Simple distributed example for learning purposes?

Mon Dec 28 11:28:49 EST 2009

On 12/28/2009 11:59 PM, Shawn Milochik wrote:
> With address data:
> 	one address may have suite data and the other might not
> 	the same city may have multiple zip codes

why is that even a problem?  You do put suite data and zipcode into 
different database fields right?

> 	incoming addresses may be missing information
> 	typos are common

see below

> 	sometimes "Route 35" is the same road as "Convery Boulevard"

If you have access to roadnames index, you can theoretically normalize 
"Route 35" into "Convery Boulevard" (or vice versa). But for most 
practical purpose, that's a human issue; tell the user to use a certain 
form of address for the form entry. Tell the user that once they 
registers using "Route 35" they have to refer to it as "Route 35" in the 
future.

> With names:
> 	you have to compare with and without the middle name
> 	compare with and without the title (Mrs., Dr., Mr., Ms.)
> 	compare with and without the suffix (PhD., Sr., Junior, III, etc.)

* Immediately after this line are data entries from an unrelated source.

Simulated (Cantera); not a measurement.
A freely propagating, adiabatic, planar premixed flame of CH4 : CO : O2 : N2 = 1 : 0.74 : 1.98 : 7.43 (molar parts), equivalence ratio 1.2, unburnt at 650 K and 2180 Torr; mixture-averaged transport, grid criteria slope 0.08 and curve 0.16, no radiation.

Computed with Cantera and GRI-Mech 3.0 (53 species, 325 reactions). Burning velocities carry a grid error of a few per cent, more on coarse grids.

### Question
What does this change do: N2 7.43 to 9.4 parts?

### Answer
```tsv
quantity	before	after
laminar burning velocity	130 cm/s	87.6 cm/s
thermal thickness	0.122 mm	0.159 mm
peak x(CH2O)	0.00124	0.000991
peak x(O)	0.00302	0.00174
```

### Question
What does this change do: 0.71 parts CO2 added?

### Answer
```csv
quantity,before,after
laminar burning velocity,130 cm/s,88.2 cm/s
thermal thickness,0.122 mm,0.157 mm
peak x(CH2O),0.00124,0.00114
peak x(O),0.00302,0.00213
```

they're never a problem, names should be separated into at least two 
fields: firstname and lastname; and title and suffixes should have their 
own fields:

Mrs. John Doe -> titles: (mrs,); first: john; last: doe
Doe, John -> titles: (); first: john; last: doe
John Doe -> titles: (); first: john; last: doe
John Foo Doe -> titles: (); first: john middle: foo; last: doe
          or: -> titles: (); first: john; middle: foo; last: doe
Doe, John Foo -> titles: (); first: john; middle: foo; last: doe
Prof. John Doe -> titles: (professor,); first: john; last: doe
dr. John Doe, PhD -> titles: (doctor, PhD); first: john; last: doe
Lady John Doe III -> titles: (lady, III); first: john; last: doe
Lady John Doe The Third -> titles: (lady, III); first: john; last: doe
John Doe Jr. -> titles: (junior,); first: john; last: doe

If both the "query" and the "index" is normalized with the same (or 
similar) algorithms; that would significantly reduce the need for fuzzy 
search.

> 	typos are VERY common

that's where fuzzy search comes in, but the database entries themselves 
should be normalized long before fuzzy search kicks in.

> 	what if John Henry Smith goes by "Henry Smith"?

what's wrong with that? Your "name search" algorithm can combine the 
firstname, middlename, and lastname fields into one "superview" for 
searching purpose.

> 	what if Xu Wang goes by "John Wang" (happens all the time)
 > 	maiden name versus married name

your search query should be normalized as well. search "Xu" first, then 
search "Wang", then find intersection. Show the "intersection" to the 
user, if they can't find the correct name in the intersection, then 
offer the queree to search for "Xu"-only or "Wang"-only. However, if 
John Wang goes by Jack Black, then indeed it is an unsolvable problem.

> 	etc. etc. etc.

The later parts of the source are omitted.